To illustrate the use of these functions, we'll use the RSS newsfeed from the newLISP forum:

(set 'xml (get-url "http://newlispfanclub.alh.net/forum/feed.php"))

and store the retrieved XML in a file, to save hitting the server repeatedly:

(save {/Users/me/Desktop/newlisp.xml} 'xml)  ; save symbol in file
(load {/Users/me/Desktop/newlisp.xml})       ; load symbol from file

The XML starts like this:

<?xml version="1.0" encoding="UTF-8"?>
<feed xmlns="http://www.w3.org/2005/Atom" xml:lang="en-gb">
<link rel="self" type="application/atom+xml" href="http://newlispfanclub.alh.net/forum/feed.php" />

<title>newlispfanclub.alh.net</title>
<subtitle>Friends and Fans of NewLISP</subtitle>
<link href="http://newlispfanclub.alh.net/forum/index.php" />
<updated>2010-01-11T09:51:39+00:00</updated>

<author><name><![CDATA[newlispfanclub.alh.net]]></name></author>
<id>http://newlispfanclub.alh.net/forum/feed.php</id>
<entry>
<author><name><![CDATA[kosh]]></name></author>
<updated>2010-01-10T12:17:53+00:00</updated>
...

If you use xml-parse to parse the XML, but don't use xml-type-tags first, the output looks like this:

(xml-parse xml)
(("ELEMENT" "feed" (("xmlns" "http://www.w3.org/2005/Atom") 
  ("xml:lang" "en-gb")) 
  (("TEXT" "\n") ("ELEMENT" "link" (("rel" "self") 
   ("type" "application/atom+xml") 
     ("href" "http://newlispfanclub.alh.net/forum/feed.php")) 
    ()) 
   ("TEXT" "\n\n") 
   ("ELEMENT" "title" () (("TEXT" "newlispfanclub.alh.net"))) 
   ("TEXT" "\n") 
   ("ELEMENT" "subtitle" () (("TEXT" "Friends and Fans of NewLISP"))) 
   ("TEXT" "\n") 
   ("ELEMENT" "link" (("href" "http://newlispfanclub.alh.net/forum/index.php")) ()) 
; ...

Although it looks a bit LISP-y already, you can see that the elements have been labelled as "ELEMENT", "TEXT". For now, we could do without all these labels, and that's basically the job that xml-type-tags does. It lets you determine the labels for four types of XML tag: TEXT, CDATA, COMMENTS, and ELEMENTS. We'll hide them altogether with four nils. We'll also use some options for xml-parse to tidy up the output even more.
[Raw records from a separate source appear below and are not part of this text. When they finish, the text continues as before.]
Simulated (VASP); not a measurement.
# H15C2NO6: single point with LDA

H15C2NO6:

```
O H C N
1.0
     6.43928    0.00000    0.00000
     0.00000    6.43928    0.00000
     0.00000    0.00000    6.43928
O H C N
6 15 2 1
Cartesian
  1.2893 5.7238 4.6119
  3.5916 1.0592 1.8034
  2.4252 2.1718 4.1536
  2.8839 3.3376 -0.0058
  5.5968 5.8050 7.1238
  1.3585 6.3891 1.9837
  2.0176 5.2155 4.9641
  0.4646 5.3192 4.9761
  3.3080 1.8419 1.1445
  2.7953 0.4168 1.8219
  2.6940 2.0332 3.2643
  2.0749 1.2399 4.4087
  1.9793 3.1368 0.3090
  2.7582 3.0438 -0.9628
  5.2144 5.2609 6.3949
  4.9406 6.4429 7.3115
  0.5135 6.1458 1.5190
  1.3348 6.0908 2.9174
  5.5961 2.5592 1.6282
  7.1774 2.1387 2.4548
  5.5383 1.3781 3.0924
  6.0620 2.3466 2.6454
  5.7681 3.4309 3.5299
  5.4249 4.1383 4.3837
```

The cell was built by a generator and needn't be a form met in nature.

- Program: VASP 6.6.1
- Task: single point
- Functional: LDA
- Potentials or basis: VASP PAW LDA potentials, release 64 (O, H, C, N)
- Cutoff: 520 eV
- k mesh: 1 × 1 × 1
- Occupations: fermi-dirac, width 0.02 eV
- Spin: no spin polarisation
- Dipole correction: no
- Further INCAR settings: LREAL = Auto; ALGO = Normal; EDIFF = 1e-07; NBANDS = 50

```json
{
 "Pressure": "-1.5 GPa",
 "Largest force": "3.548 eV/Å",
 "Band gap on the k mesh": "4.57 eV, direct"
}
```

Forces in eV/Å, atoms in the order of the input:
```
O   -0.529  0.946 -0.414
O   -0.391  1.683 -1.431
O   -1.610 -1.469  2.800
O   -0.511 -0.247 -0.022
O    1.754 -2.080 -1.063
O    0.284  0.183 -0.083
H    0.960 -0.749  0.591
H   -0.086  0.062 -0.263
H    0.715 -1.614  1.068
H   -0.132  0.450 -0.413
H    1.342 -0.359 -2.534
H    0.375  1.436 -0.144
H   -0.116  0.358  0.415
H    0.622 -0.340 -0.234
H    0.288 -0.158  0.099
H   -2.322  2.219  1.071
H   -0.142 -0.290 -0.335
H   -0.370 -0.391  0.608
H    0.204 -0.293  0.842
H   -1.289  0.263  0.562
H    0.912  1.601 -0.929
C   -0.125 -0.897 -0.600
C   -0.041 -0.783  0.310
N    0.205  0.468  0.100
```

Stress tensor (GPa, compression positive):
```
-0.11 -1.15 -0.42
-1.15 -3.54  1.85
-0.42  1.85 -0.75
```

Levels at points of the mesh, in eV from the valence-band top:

(xml-type-tags nil nil nil nil)
(set 'sxml (xml-parse xml 15))        ; options: 15 (see below)
;->
((feed ((xmlns "http://www.w3.org/2005/Atom") (xml:lang "en-gb")) (link ((rel "self") 
    (type "application/atom+xml") 
    (href "http://newlispfanclub.alh.net/forum/feed.php"))) 
  (title "newlispfanclub.alh.net") 
  (subtitle "Friends and Fans of NewLISP") 
  (link ((href "http://newlispfanclub.alh.net/forum/index.php"))) 
  (updated "2010-01-11T09:51:39+00:00") 
  (author (name "newlispfanclub.alh.net")) 
  (id "http://newlispfanclub.alh.net/forum/feed.php") 
  (entry (author (name "kosh")) 
   (updated "2010-01-10T12:17:53+00:00") 
   (id "http://newlispfanclub.alh.net/forum/viewtopic.php?t=3447&amp;p=17471#p17471") 
   (link ((href "http://newlispfanclub.alh.net/forum/viewtopic.php?t=3447&amp;p=17471#p17471"))) 
   (title ((type "html")) "newLISP in the real world \226\128\162 Re: suggesting the newLISP manual as CHM") 
   (category ((term "newLISP in the real world") 
    (scheme "http://newlispfanclub.alh.net/forum/viewforum.php?f=16") 
     (label "newLISP in the real world"))) 
   (content ((type "html") 
   (xml:base "http://newlispfanclub.alh.net/forum/viewtopic.php?t=3447&amp;p=17471#p17471")) 
    "\nhello kukma.<br />\nI tried to make the newLISP.chm, and this is it.<br />\n
  <br />\n<!-- m --><a class=\"postlink\" 
; ...

This is now a useful newLISP list, albeit quite a complicated one, stored in a symbol called sxml. (This way of representing XML is called S-XML.)

If you're wondering what that 15 was doing in the xml-parse expression, it's just a way of controlling how much of the auxiliary XML information is translated: the options are as follows:

1 - suppress whitespace text tags

2 - suppress empty attribute lists

4 - suppress comment tags

8 - translate string tags into symbols

16 - add SXML (S-expression XML) attribute tags

You add them up to get the options code number - so 15 (+ 1 2 4 8) uses the first four of these options: suppress unwanted stuff, and translate strings tags to symbols. As a result of this, new symbols have been added to newLISP's symbol table:

(author category content entry feed href id label link rel scheme subtitle term 
 title type updated xml:base xml:lang xmlns)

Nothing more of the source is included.